June 29, 2005 08:11 AM Forum: Beginning Astronomy?

Baader full aperture 10" dob or not?

Posted By dan hilts

The sun is plenty bright enough that you don't require a large aperature to view. The off axis mask allows a smaller filter that is less likely to be damaged and is easier and cheaper to replace when it becomes necessary.

Also note that unless you have extremely good circumstances, the heat of the sun causes localized atmospheric conditions that destroy seeing. The effect of this is typically much worse than the loss of contrast due to the spider and seconday obstruction. There is little to be gained by using a full 10" aperature.

clear skies,

July 6, 2005 07:53 AM Forum: Eyepieces

50mm x 1 1/4"

Posted By dan hilts

Hi Chet,

The 50mm in a 1.25 barrel is not used because it does not provide a pleasant view. The 1.25 barrel restricts the field of view so much that the view is like looking down a tunnel (some say like looking through a soda straw!) Even a 40mm will suffer from this. Also, in daytime use you would probably see the shadow of the secondary.

IMHO, you would prefer a spotting scope.


July 22, 2005 09:31 AM Forum: Equipment Talk

AZ3 modification for altitude lock

Posted By dan hilts


I had the exact same issues with the AZ3. After a couple of unsuccessful attempts to fix it I had made some ugly wrench marks on the lock nuts and I gave up on it. Easiest solutions I came up with were:
1) add a counterweight system to the AZ3 to correctly balance the scope or
2) get a small EQ and use it in the AZ mode by realigning the polar axis to a vertical position.

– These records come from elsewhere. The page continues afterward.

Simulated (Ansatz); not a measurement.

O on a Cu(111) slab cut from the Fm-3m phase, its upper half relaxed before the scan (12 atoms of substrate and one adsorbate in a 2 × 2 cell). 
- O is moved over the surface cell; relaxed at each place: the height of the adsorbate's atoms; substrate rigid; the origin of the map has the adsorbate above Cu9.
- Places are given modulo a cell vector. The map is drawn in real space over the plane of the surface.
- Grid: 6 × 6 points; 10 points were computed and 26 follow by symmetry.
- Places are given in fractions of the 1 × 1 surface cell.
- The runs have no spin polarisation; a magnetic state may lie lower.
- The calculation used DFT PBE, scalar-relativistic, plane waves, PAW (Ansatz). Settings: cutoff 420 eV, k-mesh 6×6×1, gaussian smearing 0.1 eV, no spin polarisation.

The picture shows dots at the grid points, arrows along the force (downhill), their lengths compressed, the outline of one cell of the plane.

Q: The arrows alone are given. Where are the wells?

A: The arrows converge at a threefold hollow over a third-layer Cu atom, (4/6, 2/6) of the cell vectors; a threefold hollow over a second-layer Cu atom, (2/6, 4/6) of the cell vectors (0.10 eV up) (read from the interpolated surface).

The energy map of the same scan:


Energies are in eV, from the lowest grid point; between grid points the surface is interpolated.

The EQ solution proved to be the best because slo-mo cables can be in a fixed position for use. For terrestial viewing it was way easier to use than the AZ3 ever was. I never did put a counterweight to the AZ3.

have fun,


August 3, 2005 09:44 AM Forum: Telescope Making

In-line finders?

Posted By dan hilts


I recall seeing a design like this in some ads somewhere. There was an objective lens mounted in front of the secondary. The secondary could be rotated to divert either the primary mirror image or the finder image to the focuser. I remember thinking it would be a mechanical nightmare to get it properly aligned and keep it that way. I also didn't like the idea of having to swap eyepieces anytime I wanted a low power finder view.

The ad was not for a premium scope. I got the impression it was a marketing thing more than a really good idea.

I like an optical finder. You simply have to determine the best place and method to mount it that suits you. It shouldn't be so flimsy and in the way that it is constantly bumped out of alignment. I can't recall the last time I tweeked the finder on my 8" Newt. It stays put pretty good. If you can build a flip mirror with the needed precision to return to decent collimation everytime it gets turned, then you can mount a finder and keep it aligned (and probably do it a lot cheaper than the flippin' mirror.)

have fun,

dan hilts

August 16, 2005 06:24 AM Forum: Refractors

How to test focuser collimation?

Posted By dan hilts

The easiest way that I have found is to use an alignment tool such as a Cheshire eyepiece or a laser collimator.

Remove the diagonal and insert the aligment tool. It should be aimed at the exact centre of the objective. The centre can be identified by using crossed threads or tape on the outside of the objective cell (not touching the lens) or if the lens cap is perforated in the centre it may be installed to indicate the centre. It is not necessary to have the lens installed to check the focuser alignment.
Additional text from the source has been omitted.